/sift

a git-inspired personal search utility

Primary LanguageHTML

sift: a git-inspired personal search utility

CircleCI

Use cases:

  • I have a large collection of markdown notes and grep is just not cutting it anymore for search.

    • sift gives you simple conversion of markdown to text and then indexing for fuzzy search.
  • Avoid painful and expensive online storage system searches by indexing files before moving them to long-term storage.

    • With sift, it's easy to index a set of files before moving them to a cold-line backup service like Amazon S3's Glacier service. which has substantial data retrieval costs.
    • Search your local index to find the file paths you care about, avoiding time substantial data retrieval costs and time it would take to walk through s3 on your own.
  • Make your hard-to-search files -- whether they are Word, LaTeX, or PDF documents -- much easier to search.

    • sift ships with importers for many file types. With sift, your collection of LaTex notes now has rich full-text search. It's easy to add your own to convert any file type to text and then index all such files on your hard drive.

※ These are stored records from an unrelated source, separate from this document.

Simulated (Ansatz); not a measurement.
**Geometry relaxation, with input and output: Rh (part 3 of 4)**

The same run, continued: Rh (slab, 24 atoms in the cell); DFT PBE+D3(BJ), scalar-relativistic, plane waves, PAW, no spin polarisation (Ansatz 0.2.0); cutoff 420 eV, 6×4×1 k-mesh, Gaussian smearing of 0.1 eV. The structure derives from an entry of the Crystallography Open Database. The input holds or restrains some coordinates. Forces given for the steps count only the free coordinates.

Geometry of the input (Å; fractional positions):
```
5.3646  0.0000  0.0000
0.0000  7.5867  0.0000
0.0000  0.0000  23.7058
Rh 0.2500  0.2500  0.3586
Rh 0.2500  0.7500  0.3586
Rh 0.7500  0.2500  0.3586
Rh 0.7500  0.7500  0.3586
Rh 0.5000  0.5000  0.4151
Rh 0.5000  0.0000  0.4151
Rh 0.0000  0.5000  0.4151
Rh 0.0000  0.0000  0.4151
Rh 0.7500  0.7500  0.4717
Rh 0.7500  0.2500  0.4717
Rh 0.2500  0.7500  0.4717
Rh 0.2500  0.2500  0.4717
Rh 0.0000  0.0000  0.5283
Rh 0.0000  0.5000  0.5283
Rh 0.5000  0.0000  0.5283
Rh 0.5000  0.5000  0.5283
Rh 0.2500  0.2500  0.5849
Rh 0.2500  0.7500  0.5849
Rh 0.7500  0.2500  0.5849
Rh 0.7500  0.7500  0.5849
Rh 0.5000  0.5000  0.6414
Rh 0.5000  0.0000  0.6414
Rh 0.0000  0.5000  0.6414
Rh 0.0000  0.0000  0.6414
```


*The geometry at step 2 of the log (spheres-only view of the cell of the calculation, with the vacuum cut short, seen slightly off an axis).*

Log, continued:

Full list of currently supported file types:

How it works:

  • Custom importers to convert different file types to text for indexing. Easily extensible to new file types. Calls out to pandoc, pdftotext, etc.
  • Under the hood, search is powered by Lucene -- the backbone of Solr and Elasticsearch.
  • A lightweight metadata manager to track last-indexed times.

Install

  1. Install Docker.

  2. Pull the docker image: docker pull maximz/sift:latest

  3. Install a shell script to wrap the docker container:

echo 'function sift() { docker run --rm -t -v "$(pwd):/data" maximz/sift:latest sift ${@:1}; }' >> ~/.bashrc
source ~/.bashrc
  1. Test your installation:
> sift -h
usage: sift [-h] [--path PATH] {init,status,update,query,q} ...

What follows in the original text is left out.